Journal welcomes undergraduate research articles
Taylor & Francis who publish journals on behalf of the Institute invites research articles by undergraduates for inclusion in Materials Science and Technology.
These articles will be in the format of short papers with all works originating from projects conducted in academic, industry, or laboratory environments.
The initiative is designed to contribute and complement engineering and science education. Studies have shown that undergraduate research can lead to improvements in academic performance, retention in academic programs and increases in self-efficacy. These experiences help inform student decisions about future education and career paths, often being a motivation to pursue Masters and Ph.D. level degrees and research careers in STEM fields.
Materials Science and Technology hopes that peer-reviewed articles will provide a motivational objective for undergraduate researchers. There is also a need to evaluate effective approaches to undergraduate research, and Materials Science and Technology welcomes assessments, led by non-undergraduate authors, of undergraduate materials research programs.
Quotes from the Editors:
Dr Radhakanta Rana of Tata Steel, The Netherlands said, ‘We have launched Undergraduate Research Articles as a new submission type in Materials Science and Technology to provide an avenue for budding researchers to publish their new results. I hope that the peer review will enhance the quality of undergraduate-led research and the papers will add valuable information to archival literature. Also, the scheme will motivate and attract the young minds towards a research career in future’.
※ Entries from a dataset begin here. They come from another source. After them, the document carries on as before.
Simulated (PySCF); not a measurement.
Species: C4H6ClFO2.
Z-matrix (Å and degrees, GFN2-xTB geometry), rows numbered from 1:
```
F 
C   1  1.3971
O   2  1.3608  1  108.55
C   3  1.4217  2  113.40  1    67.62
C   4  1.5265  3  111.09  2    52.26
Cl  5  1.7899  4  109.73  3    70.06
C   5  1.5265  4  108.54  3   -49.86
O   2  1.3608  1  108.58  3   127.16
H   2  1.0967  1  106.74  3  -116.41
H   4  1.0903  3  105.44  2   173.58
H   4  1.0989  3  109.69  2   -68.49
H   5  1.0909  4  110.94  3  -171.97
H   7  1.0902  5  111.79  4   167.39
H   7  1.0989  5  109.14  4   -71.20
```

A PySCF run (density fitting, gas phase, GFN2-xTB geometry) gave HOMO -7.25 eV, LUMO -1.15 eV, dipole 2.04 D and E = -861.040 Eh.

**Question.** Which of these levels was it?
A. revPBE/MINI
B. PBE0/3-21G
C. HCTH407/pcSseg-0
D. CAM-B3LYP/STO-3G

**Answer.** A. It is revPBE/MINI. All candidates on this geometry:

Prof Nick Jones from University of Cambridge, UK applauded the move, ‘Many research ideas and hypotheses are first investigated in undergraduate research projects. These studies often produce the key initial results that provide impetus to a new research theme and help to secure funding for further work. By launching this new short format article, we are recognising the contribution undergraduate researchers can make to scientific understanding and are providing a mechanism by which they can share these key results, whilst also gaining first-hand experience of concise scientific communication’.